At ROOF MEASURE by FOLDING RULE we demonstrate how to use a folding ruler to get a pretty good estimate of roof slope - a number that can also be used to get roof area and estimate the number of squares of roofing materials needed without ever setting foot on most roofs.
Included that article,
at FOLDING RULER to SLOPE DATA TABLE we give a table of folding ruler horizontal scale inch-numbers that correspond to different roof slopes for both shed roofs and gable roofs such as that shown in our photo above.
But how did we come up with the data table? We did not invent this idea, but unable to find a clear current explanation of the slope to ruler inch marks conversion data nor its calculation, we tested and documented the procedures explained here.
Here we describe approaches that can be used to calibrate the folding rule inch-readings that give roof slope in the procedure described above.
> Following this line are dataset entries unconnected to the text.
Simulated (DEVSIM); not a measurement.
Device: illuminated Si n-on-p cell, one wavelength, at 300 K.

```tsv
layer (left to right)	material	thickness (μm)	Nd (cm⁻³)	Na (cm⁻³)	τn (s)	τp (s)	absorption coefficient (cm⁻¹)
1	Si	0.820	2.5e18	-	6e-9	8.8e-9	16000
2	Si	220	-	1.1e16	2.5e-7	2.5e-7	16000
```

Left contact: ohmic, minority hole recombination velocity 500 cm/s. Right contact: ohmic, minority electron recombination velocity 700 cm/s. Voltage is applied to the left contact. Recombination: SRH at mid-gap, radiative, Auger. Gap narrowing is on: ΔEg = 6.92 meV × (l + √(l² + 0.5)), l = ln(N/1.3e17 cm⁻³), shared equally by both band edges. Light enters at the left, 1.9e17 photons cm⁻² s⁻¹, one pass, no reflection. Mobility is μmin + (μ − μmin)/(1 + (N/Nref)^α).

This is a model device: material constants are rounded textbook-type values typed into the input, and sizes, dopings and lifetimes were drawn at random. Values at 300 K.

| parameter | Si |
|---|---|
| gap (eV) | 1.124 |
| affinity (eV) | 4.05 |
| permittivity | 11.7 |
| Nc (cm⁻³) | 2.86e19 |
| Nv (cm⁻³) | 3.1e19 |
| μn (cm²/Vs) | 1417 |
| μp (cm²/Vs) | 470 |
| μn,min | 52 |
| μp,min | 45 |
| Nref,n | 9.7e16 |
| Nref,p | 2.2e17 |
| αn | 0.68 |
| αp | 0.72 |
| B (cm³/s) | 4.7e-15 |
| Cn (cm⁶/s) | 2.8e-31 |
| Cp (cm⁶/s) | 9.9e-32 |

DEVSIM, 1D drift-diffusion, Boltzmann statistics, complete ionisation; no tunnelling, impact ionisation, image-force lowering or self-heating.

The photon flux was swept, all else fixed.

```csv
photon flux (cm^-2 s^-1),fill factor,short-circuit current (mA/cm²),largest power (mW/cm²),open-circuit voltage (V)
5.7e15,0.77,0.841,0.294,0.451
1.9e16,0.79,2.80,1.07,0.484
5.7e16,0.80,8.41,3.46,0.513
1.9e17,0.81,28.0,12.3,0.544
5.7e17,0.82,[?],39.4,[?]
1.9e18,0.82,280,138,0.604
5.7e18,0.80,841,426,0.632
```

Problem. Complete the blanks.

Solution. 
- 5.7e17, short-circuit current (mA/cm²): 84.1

We can set the slope of folding ruler segments using a protractor and note where the folding ruler crosses the horizontal ruler scale: easy but you have to work with care, or we can calculate the number of inches of horizontal run for various triangles all of whom have a 6-inch hypotenuse but whose angle and thus horizontal run length change, using trigonometry.
Method 1 below, using a protractor, can be used to come up with a ruler to roof slope translation table for other folding rulers that use different scales such as centimeters.
We use a protractor to check the angles formed by the folding rule segments with respect to the horizontal ruler base. This is a bit rough since it is difficult to place & hold the protractor in the precisely correct position.
But it's quick and you don't have to be a trigonometric expert.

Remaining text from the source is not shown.